Teaching as An Act of Translation: Reflections from Professor Emilia Bachrach
Assistant Professor of Religion and Gender, Sexuality, and Feminist Studies Emilia Bachrach uses her classroom as a space for interdependent learning as well as reflection on her own research.
Professor Emilia Bachrach is no stranger to the research areas she approaches in her upcoming publications, which include a monograph on practices of religious reading in Pushtimargi Hinduism as well as a book of translations from an 18th-century manuscript, In the Service of Krishna. Her ethnographic work in Western India began as part of an undergraduate study away program in Varanasi, India, where she studied women’s performance of devotional songs to the deity Krishna.
Since this first research stint, Bachrach has returned to India each year—devoting her adult life to a continuum of return, reflection, and refinement of existing intellectual and research projects.
Bachrach’s research focuses on analyzing religious texts, including oral and written texts in early modern and modern languages as well as conducting ethnographic work in Western India. At Oberlin, she teaches courses on topics such as religion, gender, and sexuality in India (one course is aptly named such) and Hindu religious practice.

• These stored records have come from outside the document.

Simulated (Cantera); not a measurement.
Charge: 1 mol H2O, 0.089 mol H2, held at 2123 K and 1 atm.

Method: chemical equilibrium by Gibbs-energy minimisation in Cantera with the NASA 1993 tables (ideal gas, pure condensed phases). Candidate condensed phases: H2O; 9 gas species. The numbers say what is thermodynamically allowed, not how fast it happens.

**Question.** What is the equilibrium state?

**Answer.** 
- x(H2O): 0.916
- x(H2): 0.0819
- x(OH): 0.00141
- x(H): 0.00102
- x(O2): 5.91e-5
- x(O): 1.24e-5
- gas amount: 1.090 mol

Bachrach studies not just what, but how and why people engage in religious practices, which she says is the heart of where her current and ongoing projects lie. “I approach religious reading as a kind of lived, performative practice which I argue is inherently embedded in people’s everyday lives—the ways in which they make and remake their social, familial, and devotional worlds.”
Her most recent publication was featured in the Journal of Hindu Studies, titled “In the Seat of Authority: Debating Temple Spaces and Community Identity in a Vaiṣṇava Sampradāy of Contemporary Gujarat,” in which she unpacks the complex history and contemporary political ramifications of constructing public places of worship in Gujarat.
But her research on temple renovation efforts carried out by an increasingly shifting, economically privileged urban demographic reaches far outside the realm of academic discourse. She says, “These discussions are absolutely not specific to academic debates—they are widespread, daily debates in the media in south Asia and affect people’s lives on a very visceral level.”
Although she has decades of experience in the field, Bachrach says that her classrooms in Oberlin allow her to step back, take off her “research hat,” and explore feminist research theory and methods with her students as they approach them for the first time. “Teaching, especially in Feminist Research Methodologies, has helped me clarify roadblocks I’ve come up against in the field and reapproach them, theorizing them more clearly.”
Through interactions with her students, Bachrach says she engages in a sort of meta-translation by adapting literature so that it is useful to them.
“My favorite thing about my students is their sincerity. They really want to make use of material that I teach, not only academically but in their everyday lives and activist endeavors. The sincerity and enthusiasm of Oberlin students really stands out.”
By participating in a reciprocal learning endeavor—translating course material for her students, but also accompanying them on their primary engagements with feminist methodologies—Bachrach continues the most important part of her own writing practice in the classroom: a daily, dedicated practice of translation and retranslation.
“Thinking conceptually about my research happens all the time, every day. In the classroom, I’m inspired as I read new literature with my students and with other conversation partners. And of course, I take advantage of breaks.”